Another creative, if disturbing cinematic trek from Gaspar Noe is Enter The Void.
This Japan-based sweeping drama features Nathaniel Brown, Paz de la Huerta and Cyril Roy told through Brown's young adult and drug-addled Oscar living in a small Tokyo apartment. His sister, Linda (de la Huerta), makes a living as a nightclub dancer in the bustling metropolis.
A hellish, if exhilarating concentricity develops after the police raid the eponymous sleazy club while Oscar is in cahoots with buddy Alex (Roy) and hooking up with Victor (Olly Alexander) there. What fatefully follows provides for an out of body experience with swirling hues amid an episodic, even flash-backing narrative.
Noe brought a similar visceral stream-of-consciousness to his controversial Irreversible with emotions here gravitating from subtext doled out as it's hard not to feel an aural and visual magnetism. The approach with notions of reincarnation might feel like a nod to outre prolific auteurs like Stanley Kubrick.

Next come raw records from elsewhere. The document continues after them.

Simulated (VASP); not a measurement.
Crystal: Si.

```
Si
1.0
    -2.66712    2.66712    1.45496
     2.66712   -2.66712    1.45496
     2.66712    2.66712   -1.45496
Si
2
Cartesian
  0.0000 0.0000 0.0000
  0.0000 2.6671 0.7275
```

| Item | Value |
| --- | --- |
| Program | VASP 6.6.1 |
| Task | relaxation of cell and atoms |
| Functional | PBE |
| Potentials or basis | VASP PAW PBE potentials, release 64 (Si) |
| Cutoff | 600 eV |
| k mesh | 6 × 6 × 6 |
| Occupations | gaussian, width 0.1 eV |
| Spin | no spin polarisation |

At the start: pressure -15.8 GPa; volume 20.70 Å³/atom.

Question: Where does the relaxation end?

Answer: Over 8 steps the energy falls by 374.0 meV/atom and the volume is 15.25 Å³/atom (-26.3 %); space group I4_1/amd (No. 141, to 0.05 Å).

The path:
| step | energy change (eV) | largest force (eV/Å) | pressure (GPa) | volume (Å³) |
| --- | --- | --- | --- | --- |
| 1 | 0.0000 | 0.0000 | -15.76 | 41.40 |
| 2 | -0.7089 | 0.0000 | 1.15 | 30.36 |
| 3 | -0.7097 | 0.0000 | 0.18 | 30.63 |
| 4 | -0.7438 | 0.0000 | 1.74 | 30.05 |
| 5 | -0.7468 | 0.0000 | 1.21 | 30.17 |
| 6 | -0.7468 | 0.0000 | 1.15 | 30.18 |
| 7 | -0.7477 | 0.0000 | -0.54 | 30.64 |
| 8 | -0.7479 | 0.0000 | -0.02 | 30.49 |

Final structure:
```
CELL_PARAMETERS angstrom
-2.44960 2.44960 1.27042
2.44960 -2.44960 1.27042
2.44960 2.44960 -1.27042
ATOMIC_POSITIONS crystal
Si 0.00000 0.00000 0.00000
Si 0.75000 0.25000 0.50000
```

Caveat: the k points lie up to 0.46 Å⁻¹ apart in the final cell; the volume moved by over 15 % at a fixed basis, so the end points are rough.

This bold French/Argentinian helmer packs plenty in nearly every frame even if it feels a little too much of the same in the latter-going. Enter The Void plays like a passionate, nuanced ruse from some interesting time-lapse credits to an incredible conclusion. One is "with" Oscar, roaming and hovering that can be scary and painful, whether regarding his parents, a brothel, or one of Linda's clients.
It almost seems at times like a surprising, intermittently tedious, lurid, and animated Someone To Watch Over Me with de la Huerta fine behind the fulcrum embodied through Brown. The result may be too demanding in a persecuting way, but it has the ability to astonish in its unusual manner of self-discovery.